Monday, February 27, 2006

2+2=4, Really

George Orwell’s 1984 is one of those books that you probably can’t get through life without reading. Dystopian societies are fashionable: just look at Lois Lowry’s work on the Giver trilogy, Kazuo Ishiguro’s Never Let Me Go, Max Barry’s Jennifer Government, even Neal Stephenson’s Snow Crash. It’s a well of plots that seems unlikely to ever dry up, a different spin on the engine of all fiction: with dystopias, the peeling wallpaper, scuffed carpet, and rusting fixtures are on the outside.

I’m actually unsure what I think of this book. It’s difficult to say whether or not I even “liked” it. Obviously I didn’t care so much for the ending—which I generously won’t spoil for other ignorant folk like myself just two days ago—but the rest of the book provoked a certain amount of confused ambivalence. I haven’t yet decided if I disliked the book—which is the way I’m leaning—because I didn’t like what happened, or I didn’t like the book. Heh. Isn’t it interesting that I italicized that?

I also, as you’ve probably noticed, have a horrible tendency to overanalyze everything I read. Thus I wonder about the entire book, wonder after the big reveal near the end about everything that happened at the beginning. I came away from the novel unsure what really happened, which, in context, was probably just fine. It seemed slightly odd to me, though, because I’m used to always knowing what happens in novels—or feeling like I do. Because that’s the beauty of books: each reader comes away with something a little different. Even the author, I maintain, only thinks he (or she) knows what really happened.

When I told my dad that I was reading the book, he said that it was a satire. I’m going to have to disagree. Really disagree. I suppose one could see it that way: a satire of the state of the world and everything that was happening at the time. I have to argue that it was presented with far too straight a face to be outright satire. It wasn’t funny in the least, and I don’t really see how it could be construed as such.

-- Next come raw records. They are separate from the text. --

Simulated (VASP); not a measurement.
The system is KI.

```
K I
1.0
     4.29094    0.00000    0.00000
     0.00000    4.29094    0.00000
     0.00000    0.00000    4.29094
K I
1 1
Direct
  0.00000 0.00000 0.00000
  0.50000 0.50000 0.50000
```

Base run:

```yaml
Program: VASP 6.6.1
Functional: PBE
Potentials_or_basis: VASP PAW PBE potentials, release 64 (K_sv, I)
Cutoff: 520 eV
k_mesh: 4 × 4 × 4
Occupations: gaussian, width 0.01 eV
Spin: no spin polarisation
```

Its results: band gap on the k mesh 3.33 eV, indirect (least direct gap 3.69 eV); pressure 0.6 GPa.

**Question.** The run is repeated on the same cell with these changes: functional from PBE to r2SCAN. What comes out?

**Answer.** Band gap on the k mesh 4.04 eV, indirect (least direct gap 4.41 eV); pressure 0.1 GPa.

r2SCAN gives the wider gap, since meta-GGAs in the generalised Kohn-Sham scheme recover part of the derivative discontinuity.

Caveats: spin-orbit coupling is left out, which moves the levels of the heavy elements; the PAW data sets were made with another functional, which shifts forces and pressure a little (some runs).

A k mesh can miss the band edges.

As seriously as it was presented, though, in the guise if nothing else of a cautionary tale, I think one of my biggest problems with the book lay in its subject matter. That sounds like an easy way out—don’t all problems with books lie in their subject matter, or almost all anyway?—but I think it’s true. Orwell wanted to produce a threatening, dystopian view of the future, and that’s certainly what he did. He did it in such a way, however, that half the time it simply came off as absurd. My line on “suspension of disbelief” when reading fantasy and science fiction is that I don’t want there to be any disbelief to suspend in the first place. Oceania, the conglomerate of England, the U.S., and several other (former) countries in which 1984 is set, was too ludicrous to even try to suspend the mountains of disbelief that amassed as the book progressed. And maybe I’m too optimistic, but I don’t think that ending is at all within the realm of possibility, even within the context of Oceania.

Maybe that’s why some people think it’s a satire.

I think I’ve finally figured it out: the thing that bothered me about 1984 was the fact that it begged to be taken seriously, and then begged to be let off the hook on simple matters of logic and human nature, both of which it callously disbands—in order to make another point. The “points” in the book supersede believability. It’s a cautionary parable if anything.

I can’t leave the discussion without pointing out something that’s incongruously—and hilariously—1940’s. In 2006, would a twentysomething girl carry on a passionate affair with an older man—and call him “dear” every other sentence?

I didn’t think so.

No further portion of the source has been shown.